Reviewing feedback on patterns in switch
Brian Goetz
brian.goetz at oracle.com
Tue Feb 15 18:50:06 UTC 2022
We're preparing a third preview of type patterns in switch. Normally we
would release after a second preview, but (a) we're about to get record
patterns, which may disclose additional issues with switch, so best to
keep it open for at least another round, and (b) we're proposing some
nontrivial changes which deserve another preview.
Here's where we are on these.
> 1. Treatment of total patterns in switch / instanceof
Quite honestly, in hindsight, I don't know why we didn't see this
sooner; the incremental evolution proposed here is more principled than
where we were in the previous round; now the construct (instanceof,
switch, etc) *always* gets first crack at enforcing its nullity (and
exception) opinions, and *then* delegates to the matching semantics of
the pattern if it decides to do so. This fully separates pattern
semantics from conditional construct semantics, rather than complecting
them (which in turn deprived users of seeing the model more clearly.)
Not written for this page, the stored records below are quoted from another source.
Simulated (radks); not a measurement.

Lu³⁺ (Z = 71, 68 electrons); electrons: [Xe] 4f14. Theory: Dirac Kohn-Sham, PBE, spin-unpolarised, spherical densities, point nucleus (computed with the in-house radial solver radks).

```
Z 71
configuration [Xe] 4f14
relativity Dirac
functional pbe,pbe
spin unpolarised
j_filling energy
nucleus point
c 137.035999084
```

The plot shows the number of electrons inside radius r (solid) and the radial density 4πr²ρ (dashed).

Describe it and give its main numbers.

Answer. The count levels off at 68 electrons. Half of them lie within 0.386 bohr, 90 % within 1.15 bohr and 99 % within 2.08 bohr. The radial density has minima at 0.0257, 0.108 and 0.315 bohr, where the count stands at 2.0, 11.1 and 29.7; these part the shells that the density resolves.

In hindsight, this is a no-brainer (which is why we preview things.)
We'll be addressing this in the 3rd preview.
> 2. Positioning of guards
Making guards part of switch also feels like a better factoring than
making them part of patterns; it simplifies patterns and totality, and
puts switch on a more equal footing with our other conditional
constructs. We did go back and forth a few times on this, but having
given this a few weeks to settle, I'm pretty convinced we'd regret going
the other way.
There were two sub-points here: (a) is the guard part of the pattern or
part of switch, and (b) the syntax. There was general agreement on (a),
but some had preference for && on (b). I spent some more time thinking
about this choice, and have come down firmly on the `when` side of the
house as a result for a number of reasons.
- Possibility for ambiguity. If switching over booleans (which we
will surely eventually be forced into), locutions like `case false &&
false` will be very confusing; it's pure puzzler territory.
- && has a stronger precedence than keyword-based operators like
`instanceof`'; we want guards to be weakest here.
- Using && will confuse users about whether it is part of the
expression, or part of the switch statement. If we're deciding it is
part of the switch, this should be clear, and a `when` clause makes that
clear.
- There are future constructs that may take patterns, and may (or may
not) want to express guard-like behavior, such as `let` statements
(e.g., let .. when .. else.) Expressing guards here with && is even
less evocative of "guard condition" than it is with switches.
- Users coming from other languages will find `case...when` quite clear.
- We've talked about "targetless" switches as a possible future
feature, which express multi-way conditionals:
switch {
case when (today() == TUESDAY): ...
case when (location() == GREENLAND): ...
...
}
This would look quite silly with &&. Similarly, one could mix guards
with a targeted switch:
switch (x) {
case Time t: ...
case Place p: ...
default when (today() == TUESDAY): ... tuesday-specific default
default: ... regular default ...
Expressing guards that are the whole condition with `when` is much more
natural than with &&.
tl;dr: inventing a `when` modifier on switch now will save us from
having to invent something else in the future; choosing && will not.
We can continue to discuss the bikeshed at low volume (at least until we
start repeating ourselves), but we need to address both of these points
in the 3rd preview.
> 3. Type refinements for GADTs
I've been working through the details here, and there are a number of
additional touch points where GADTs can provide type refinement, not
just on the RHS of a case, such as totality and inference. I'll be
pulling all these together to try to get a total picture here. It's not
a blocker for the 3rd preview, it can be a future refinement.
> 4. Diamond for type patterns (and record patterns)
This seems desirable, but there are details to work out. It's not a
blocker for the 3rd preview, it can be a future refinement.